Under the current iteration of the bill, user-generated content is included in the scope of government oversight. The bill also makes clear that the purpose of these new government powers is to “support countering disinformation.”

It also specifically mentions serving the interests of “Canadians from racialized communities and Canadians of diverse ethnocultural backgrounds, socio-economic statuses, abilities and disabilities, sexual orientations, gender identities and expressions, and ages.”

Taking these aspects of the legislation together, the Trudeau administration is asking the Canadian public to trust them with an unprecedented amount of control over the internet.

As currently written, the law would grant federal government bureaucrats the power to deem a student’s YouTube channel insufficiently diverse, or to find a rapper’s music guilty of spreading “disinformation.” Everyday Canadians could have their social media and streaming accounts shutdown or shadowbanned for creating content that’s rejected by a government-controlled algorithm.

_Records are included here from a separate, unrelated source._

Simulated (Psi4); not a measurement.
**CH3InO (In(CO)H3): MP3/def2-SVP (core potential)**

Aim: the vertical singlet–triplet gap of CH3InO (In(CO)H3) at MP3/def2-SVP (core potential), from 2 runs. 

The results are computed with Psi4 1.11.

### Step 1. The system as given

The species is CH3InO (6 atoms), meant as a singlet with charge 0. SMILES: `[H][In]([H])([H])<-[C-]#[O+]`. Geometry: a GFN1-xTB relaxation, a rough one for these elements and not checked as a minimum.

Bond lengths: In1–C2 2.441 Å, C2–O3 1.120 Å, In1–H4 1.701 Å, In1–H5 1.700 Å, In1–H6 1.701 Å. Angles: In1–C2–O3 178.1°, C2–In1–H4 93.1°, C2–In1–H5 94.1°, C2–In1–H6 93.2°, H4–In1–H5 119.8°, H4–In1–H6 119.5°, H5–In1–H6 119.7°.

Canadians should not trust Justin Trudeau or any other politician with such power. Partisanship and the power to control media platforms don’t mix well.

I’ve dealt with that problem in my own career. Last year, the Toronto-based radio show that I hosted on the iHeartRadio talk network was terminated due to partisan biases at Bell Media. In legal filings, Bell Media admitted to ending the show because I did not defend Trudeau against criticisms made by callers and did not adequately attack a conservative member of parliament.